Sunday, January 31, 2010

It Works If You're In A Pinch

So a few times yesterday I wanted to blog, but I never had time. I certainly had something to say yesterday afternoon. At the pool hall around lunch time I get a phone call from Dots and the conversation went like this, "Can I get a thing of fries and can you open the back door for me?" "Can't you use the front door?" "I guess."
For one, it was only -14. Secondly, do I look like I want to walk to the back of the room to open a door for you because you're so much of a princess that you can't take the 10 seconds to put on your coat and the 25 seconds to walk outside over to us? No. Hell no. You can take your skinny 19 year old ass into the place like everyone else does. If you really want a "thing" of fries, you can work for it, since none of you little retail whores ever tips for anything I do over there. Am I your slave? You work at Dots. Lucky for these girls, I won't be working another day shift until July or August or something, so they don't have to worry their pretty little hungover heads that I'm going to tell them to use the front door again. What kills me is my boss doesn't give me the star treatment like these girls. I didn't even get a christmas card or a christmas party. F*** you.
Of course when the girls come over for their "thing" of fries. By the way, what's a "thing" of fries? Aren't things things that you don't know what to call them. The thing that they're referring to is an order. I'd like to order some fries, not can you make a thing of fries. For all I know, a thing of fries could be a bunch of things shaped like fries. Maybe I should cut wood into fry shapes and heat them up. Retards. To continue the story, my boss says my name and how I made them use the front door in god forgive me -14 temperatures. It's f***ing winter in the f***ing prairies. Of course it's cold. Move your skinny bitch ass somewhere else. How that one girl affords her coke working there is beyond me. But then again she looks like she needs to gain at least 15 pounds, so I'm sure she saves uses her money for food on coke. Whore. After that they shot me dirty little looks and apparently the coke whore was going to spit in my face. For one, she's a smoker, you're already outside, use the front door you lazy bitch. I thought I would be over this 22 hours later, but hell no. I'm going to be griping about this for a few months. I'm going to remember these stupid girls for at least a decade.
I don't know about you, but I hate when girls give me dirty looks. I just want to slap a bitch for giving me a dirty look. Had no one else been at that front with me, I would have reciprocated the look to them. In fact I would have said something, but I didn't because I'm a few years older and I'm better than those retail princess whores. Who in fact are not all that good looking so they really need to shut their mouths because they don't make much money either. I'm not bending backwards for people like them. Lucky for those girls, they won't be seeing me for a long time. I should go in their store and make a mess for them. It's not like they're that busy in the first place. Whores. Although I was looking pretty smug that I made them walk over outside. Bah hah!

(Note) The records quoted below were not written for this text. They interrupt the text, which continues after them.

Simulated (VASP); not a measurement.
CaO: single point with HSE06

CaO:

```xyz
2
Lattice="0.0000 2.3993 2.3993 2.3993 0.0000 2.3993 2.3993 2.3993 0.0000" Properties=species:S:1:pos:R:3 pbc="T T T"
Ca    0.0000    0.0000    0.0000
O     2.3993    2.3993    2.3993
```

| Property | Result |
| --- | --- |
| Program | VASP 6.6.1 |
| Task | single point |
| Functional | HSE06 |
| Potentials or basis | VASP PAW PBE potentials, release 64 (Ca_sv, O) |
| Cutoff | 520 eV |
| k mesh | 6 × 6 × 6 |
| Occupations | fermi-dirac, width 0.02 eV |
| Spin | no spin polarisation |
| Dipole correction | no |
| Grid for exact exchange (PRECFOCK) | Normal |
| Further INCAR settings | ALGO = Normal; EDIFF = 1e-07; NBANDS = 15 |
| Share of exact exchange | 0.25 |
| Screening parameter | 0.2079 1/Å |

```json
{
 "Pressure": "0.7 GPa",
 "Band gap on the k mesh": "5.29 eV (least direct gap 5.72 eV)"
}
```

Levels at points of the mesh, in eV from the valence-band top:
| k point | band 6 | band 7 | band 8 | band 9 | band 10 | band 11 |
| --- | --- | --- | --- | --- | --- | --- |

Oh my god, I think I was miserable after that until about 6:15 pm when I finally got to my Christmas party for my other job. I found the party a little awkward. Later on, it didn't feel that way, but it did in the beginning. There's a 19 year old boy who has a crush on me, and I really don't like being around him because he's so obvious. At least if he was normal, or pretended he didn't because he knows I'm not interested then maybe his presence wouldn't piss me off or annoy me. I don't think it helps that everyone else likes to tease me about it. If I were them, I would too. Of course I would. I wouldn't hesitate. Not for a second. On his part, I think I would give up if someone was mean to me or acted like they didn't want to be around me. You can tell. It's like he wants to be ruined and damaged and I'm just not going to be that person. I've had it happen to me. I had it happen to me from someone I loved and trusted who loved me. He's just going to have to find someone else to destroy him. I think guys like being destroyed. So that they can carry this torch of pain from relationship to relationship, using the damaged card to either get laid or get out of things easily. It's weak. Really weak.
To bring the title into this post, part of our Christmas party was to have a comedy show after dinner, dessert and gifts. There was 3 acts and an MC. The first comic from my city did a bit about condoms in public bathrooms. Saying that whenever he goes to a bathroom it never fails for the condoms to say that they are federally approved by the government of Canada. So on his comic travels for shows, one small prairie town bathroom did not have condoms approved by the government. Use them at your own risk kind of thing. He then proceeded to say he wish he bought one. He thought that maybe some plastic wrap and an elastic band would come out.
And then hilarity ensued. The woman behind us whom my coworkers and I were making fun of earlier then said quietly enough so that not the comedian could hear, but just the people within ear shot "it works when you're in a pinch." So the 6 of us bursted out laughing at this. I laughed so hard I cried. If you had seen what this woman looked like. She looked nasty. The whole night she said inappropriate things all night, that lowered herself to nasty older woman. Seriously. If this woman says it works when you're in a pinch, then I believe her. I think I just won't have sex if it comes down to me using plastic wrap and an elastic band. Sorry, but no thanks. I can't imagine wanting it that bad that I have to stoop to homemade modes of contraception. I'm sure she's going to hell. I bet she's even aborted some babies of her own. I'm going to hell for saying that too.
Just because I said it, doesn't mean you have to try it. And if you think I'm going to walk to the back of the room to let you in, when the front door is open, you've got another thing coming.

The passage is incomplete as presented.